ANKARA- Turkey saw strong demand in its return to the international bond market on Wednesday, with a $2 billion Eurobond three-times oversubscribed, in a higher-yielding issuance seen as a test for restoring investor confidence following a currency crisis.

Turkey's lira has fallen some 35 percent this year, hit by concerns about President Tayyip Erdogan's grip on monetary policy and a diplomatic rift with the United States.

But there are some signs of recovery. A Turkish court last week freed a U.S. evangelical Christian pastor who had been on trial on terrorism charges. The preacher, Andrew Brunson, had been at the heart of the diplomatic stand-off and his return has helped push the lira to its firmest in two months - since the height of the crisis.

Turkey's Treasury said it priced the five-year Eurobond at 7.5 percent. That compared to the 6.2 percent it paid on a 10-year Eurobond in April and the 5.2 percent on another 10-year Eurobond in January.

It also had to pay a higher premium over U.S. Treasuries, with the spread rising to 4.475 percentage points from 2.667 percentage points in January. The sale was another sign of "normalisation" for Turkey, said Timothy Ash of BlueBay Asset Management.

"Positive development - should provide something of a benchmark for banks/corporates to re-access international capital markets, helping with USD liquidity," he said in an emailed note.

U.S. investors bought 60 percent of the issuance while 34 percent was bought by investors from Britain and other European countries, the finance ministry said.

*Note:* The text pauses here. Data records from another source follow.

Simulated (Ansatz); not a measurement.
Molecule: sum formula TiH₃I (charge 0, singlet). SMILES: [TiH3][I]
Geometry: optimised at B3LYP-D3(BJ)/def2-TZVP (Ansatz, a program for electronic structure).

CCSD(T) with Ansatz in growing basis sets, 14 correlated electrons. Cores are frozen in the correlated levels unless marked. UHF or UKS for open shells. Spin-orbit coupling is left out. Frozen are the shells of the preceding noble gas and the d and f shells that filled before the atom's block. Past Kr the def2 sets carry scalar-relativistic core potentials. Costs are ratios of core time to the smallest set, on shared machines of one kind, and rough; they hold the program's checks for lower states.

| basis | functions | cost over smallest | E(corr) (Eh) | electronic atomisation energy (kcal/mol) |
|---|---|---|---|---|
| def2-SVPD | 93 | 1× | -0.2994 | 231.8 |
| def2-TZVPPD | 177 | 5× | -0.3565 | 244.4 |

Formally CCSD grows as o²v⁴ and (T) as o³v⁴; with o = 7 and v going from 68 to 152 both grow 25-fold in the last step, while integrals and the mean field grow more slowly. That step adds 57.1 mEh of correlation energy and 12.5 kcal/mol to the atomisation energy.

Turkey has now borrowed $6 billion in Eurobonds so far this year, largely completing the planned 2018 external borrowing programme, with U.S. interest growing in each of the three issuances.

The lira's sell-off worried investors about the fragility of the economy, which is reliant on foreign debt.

Banks are seen as particularly vulnerable, because of both their own external financing and the likelihood that the crisis will cause more firms to default on debts at home.